Both photos: Thompson Lake. Former farmland adjacent to the lake was returned to its natural floodplain habitat and aquatic vegetation was re-established.
To begin with, TNC purchased all 7,100 acres of Emiquon. “We enrolled it in the Wetlands Reserve Program, a federal program that pays landowners to convert farmland back to natural habitat1. Our partner in this has been the [USDA’s] Natural Resources Conservation Service, which purchased an easement on most of the acres and helped us with the financing,” Lemke says.
Next comes the science part. 2006 was the last year that crops were planted in Emiquon. TNC set up three monitoring stations within the preserve to assess water quality and gather baseline data. The data help TNC monitor its Key Ecological Attributes (KEAs) and help measure the conservation progress.
“KEAs are objectives or targets within our restoration plan,” explains Lemke. “They include specific items such as underwater irradiance, water depth, hydrology, and fish reproduction. What this means is, as we try to reintroduce aspects of the original habitat, like submersed and moist-soil vegetation, fish, and shorebirds, we are measuring the water quality for key indicators that can tell us if the water will support and promote the growth of these elements.”
Monitoring stations are equipped with water quality instruments from YSI. The project utilized 6600 sondes (EXO sondes would also be ideal) at the stations to measure water depth, temperature, dissolved oxygen, pH, and turbidity. Additionally, a YSI MET suite measures wind speed and direction, solar radiation, and rainfall and a Data Acquisition System telemeters all these data, in real-time, back to the researchers and scientists working on this project.
For example, as pumping ceases and water levels rise across the formerly drained farmland, the monitoring stations provide data on water depth. Maintaining a specific depth allows TNC to reintroduce certain species of vegetation that once thrived in this floodplain. As the area returns to a natural state we will see the emergence of new swaths of tallgrass prairie, wet prairie, bottomland forests, and upland trees and shrubs.
Additional data from YSI instruments, including dissolved oxygen and turbidity measurements, will be used by TNC for adaptive management decisions throughout the restoration. Notes Lemke, “By analyzing the real-time data from remote sites, furnished by YSI, we can make adaptive decisions regarding our KEAs and biodiversity during the restoration process. This kind of directed management is especially important so that the Emiquon model can be used for the restoration of other large floodplain rivers around the world, including the U.S., Africa, Brazil, and China.”

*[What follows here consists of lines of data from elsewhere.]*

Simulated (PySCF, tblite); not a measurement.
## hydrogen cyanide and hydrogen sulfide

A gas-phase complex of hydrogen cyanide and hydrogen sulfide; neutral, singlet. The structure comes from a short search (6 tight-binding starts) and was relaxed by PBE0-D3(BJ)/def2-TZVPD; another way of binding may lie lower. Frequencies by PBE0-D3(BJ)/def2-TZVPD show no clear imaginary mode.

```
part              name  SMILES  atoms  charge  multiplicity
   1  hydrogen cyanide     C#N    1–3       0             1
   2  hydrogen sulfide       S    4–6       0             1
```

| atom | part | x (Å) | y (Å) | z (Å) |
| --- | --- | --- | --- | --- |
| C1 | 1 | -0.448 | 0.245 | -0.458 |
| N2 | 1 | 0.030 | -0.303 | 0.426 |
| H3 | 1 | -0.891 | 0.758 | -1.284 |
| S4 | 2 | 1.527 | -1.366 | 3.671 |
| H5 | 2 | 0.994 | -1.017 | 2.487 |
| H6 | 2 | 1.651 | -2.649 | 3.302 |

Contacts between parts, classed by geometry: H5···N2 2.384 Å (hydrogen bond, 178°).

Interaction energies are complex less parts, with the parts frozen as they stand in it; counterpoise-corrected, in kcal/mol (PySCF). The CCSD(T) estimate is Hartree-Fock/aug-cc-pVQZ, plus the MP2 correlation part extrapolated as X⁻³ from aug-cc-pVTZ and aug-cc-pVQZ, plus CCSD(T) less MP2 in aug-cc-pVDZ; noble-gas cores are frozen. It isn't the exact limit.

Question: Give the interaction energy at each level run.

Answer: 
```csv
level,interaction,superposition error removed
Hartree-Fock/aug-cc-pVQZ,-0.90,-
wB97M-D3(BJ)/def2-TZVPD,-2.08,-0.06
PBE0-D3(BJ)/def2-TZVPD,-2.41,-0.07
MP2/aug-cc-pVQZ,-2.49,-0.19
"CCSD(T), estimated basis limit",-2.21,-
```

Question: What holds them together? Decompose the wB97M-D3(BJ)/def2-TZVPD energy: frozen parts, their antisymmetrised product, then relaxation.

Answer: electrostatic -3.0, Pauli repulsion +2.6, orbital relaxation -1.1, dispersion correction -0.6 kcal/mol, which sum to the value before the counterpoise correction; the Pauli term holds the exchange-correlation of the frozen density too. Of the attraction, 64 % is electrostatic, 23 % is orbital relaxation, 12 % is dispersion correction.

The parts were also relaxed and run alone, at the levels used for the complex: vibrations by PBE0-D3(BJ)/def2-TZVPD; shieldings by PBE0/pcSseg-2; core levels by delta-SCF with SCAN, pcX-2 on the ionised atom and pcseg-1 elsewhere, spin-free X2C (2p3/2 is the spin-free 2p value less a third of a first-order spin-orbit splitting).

Data acquisition units were placed at three sites within Emiquon: 1) the main drainage ditch near a pump station situated next to the river, 2) South Thompson Lake, and 3) North Thompson Lake. Noticeable to many passersby, 600 acres of the historical Thompson Lake bed were flooded during the first phase of restoration. Lemke explains, “Thompson Lake was formerly a backwater of the Illinois River and was legendary in terms of its productivity and the fish and waterfowl it supported prior to draining and leveeing in the 1920s. Although it has been nearly a century since the lake held water, there are already many aquatic plants and animals that have returned.”
Over the course of the restoration of the Emiquon Preserve, Lemke and her fellow researchers at The Nature Conservancy hope to see this rebirth of the ecosystem continue to flourish. Continuous monitoring systems from YSI will be at hand and online to provide the frequent, critical data they need to test models that predict responses to hydrology, sediment resuspension, and vegetation growth.
“These real-time data are already showing us some interesting patterns and are providing essential information for adaptive management,” concludes Lemke. The new-found life within the waters is a convincing sign of their success so far.
Maria Lemke and team installing a monitoring station.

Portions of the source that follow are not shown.